Sponsored by AlluxaJan 30 2017
Thin film optical filters have always been a challenge to specify because of their complex nature and varied end-use applications. This article describes the main types of filters and provides guidelines on how to specify key attributes, while also optimizing the cost.
The following filter types are discussed:
- Band pass types of ultra-square high cavity count, ultra-narrow and soft coating replacements
- Polychroic and Dichroic tilted beamsplitter filters
Substrates
Borofloat 33, NBK7, and fused silica (or equivalents) are the most standard substrates for thin film filters. Alluxa strongly discourages using “green” float glass and color glass except for specialty or extremely low cost applications. For most applications, the thin film equivalent of a color glass is lower cost and higher performance.

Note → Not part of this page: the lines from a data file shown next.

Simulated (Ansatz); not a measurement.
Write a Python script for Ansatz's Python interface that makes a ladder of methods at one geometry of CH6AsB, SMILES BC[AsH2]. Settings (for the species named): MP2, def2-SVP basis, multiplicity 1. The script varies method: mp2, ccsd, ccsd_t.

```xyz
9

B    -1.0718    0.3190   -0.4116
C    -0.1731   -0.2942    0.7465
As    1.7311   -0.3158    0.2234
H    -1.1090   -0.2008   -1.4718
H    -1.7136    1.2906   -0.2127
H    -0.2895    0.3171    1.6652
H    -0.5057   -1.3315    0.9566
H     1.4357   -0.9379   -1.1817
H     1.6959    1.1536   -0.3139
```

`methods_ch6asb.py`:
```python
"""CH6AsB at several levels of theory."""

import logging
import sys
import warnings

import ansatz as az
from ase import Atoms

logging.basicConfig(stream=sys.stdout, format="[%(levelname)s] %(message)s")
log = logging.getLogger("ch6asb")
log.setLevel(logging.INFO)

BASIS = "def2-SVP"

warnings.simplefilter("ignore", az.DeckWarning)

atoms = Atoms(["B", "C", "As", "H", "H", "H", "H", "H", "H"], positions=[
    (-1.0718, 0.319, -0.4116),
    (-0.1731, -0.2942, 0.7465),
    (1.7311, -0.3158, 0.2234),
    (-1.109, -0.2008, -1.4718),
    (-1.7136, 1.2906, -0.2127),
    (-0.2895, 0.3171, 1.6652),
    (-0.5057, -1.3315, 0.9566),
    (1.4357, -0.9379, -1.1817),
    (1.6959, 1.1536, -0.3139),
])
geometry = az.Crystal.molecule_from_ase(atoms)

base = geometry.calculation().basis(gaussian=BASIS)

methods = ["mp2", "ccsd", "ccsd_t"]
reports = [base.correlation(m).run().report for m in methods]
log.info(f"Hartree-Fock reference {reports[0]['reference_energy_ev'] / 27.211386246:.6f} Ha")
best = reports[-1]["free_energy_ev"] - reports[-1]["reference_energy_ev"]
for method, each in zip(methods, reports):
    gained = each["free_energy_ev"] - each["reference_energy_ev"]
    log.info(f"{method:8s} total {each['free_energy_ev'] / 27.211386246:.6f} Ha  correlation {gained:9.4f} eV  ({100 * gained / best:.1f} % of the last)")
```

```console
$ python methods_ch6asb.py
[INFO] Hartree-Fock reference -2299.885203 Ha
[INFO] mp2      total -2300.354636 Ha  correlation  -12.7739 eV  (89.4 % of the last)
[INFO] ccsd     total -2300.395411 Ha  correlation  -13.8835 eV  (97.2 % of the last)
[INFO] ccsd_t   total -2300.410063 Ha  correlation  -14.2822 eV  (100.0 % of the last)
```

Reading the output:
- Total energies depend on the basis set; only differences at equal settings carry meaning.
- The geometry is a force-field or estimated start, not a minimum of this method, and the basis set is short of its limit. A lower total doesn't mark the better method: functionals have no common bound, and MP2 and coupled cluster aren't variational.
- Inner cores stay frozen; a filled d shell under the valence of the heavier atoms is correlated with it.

Color glass is manufactured in limited shapes and sizes, which restricts the effective load sizes of each coating lot. Green glass suffers from absorption, scatter, and auto-fluorescence and other “low quality” faults. Laminated filters that sandwich a number of green glass substrates between environmentally sensitive and fragile coatings should be avoided other than for laboratory scale experiments.
Precision filters have to be deposited on flat substrates. Although curved substrates can be used, they tend to cause thickness variations which degrade performance.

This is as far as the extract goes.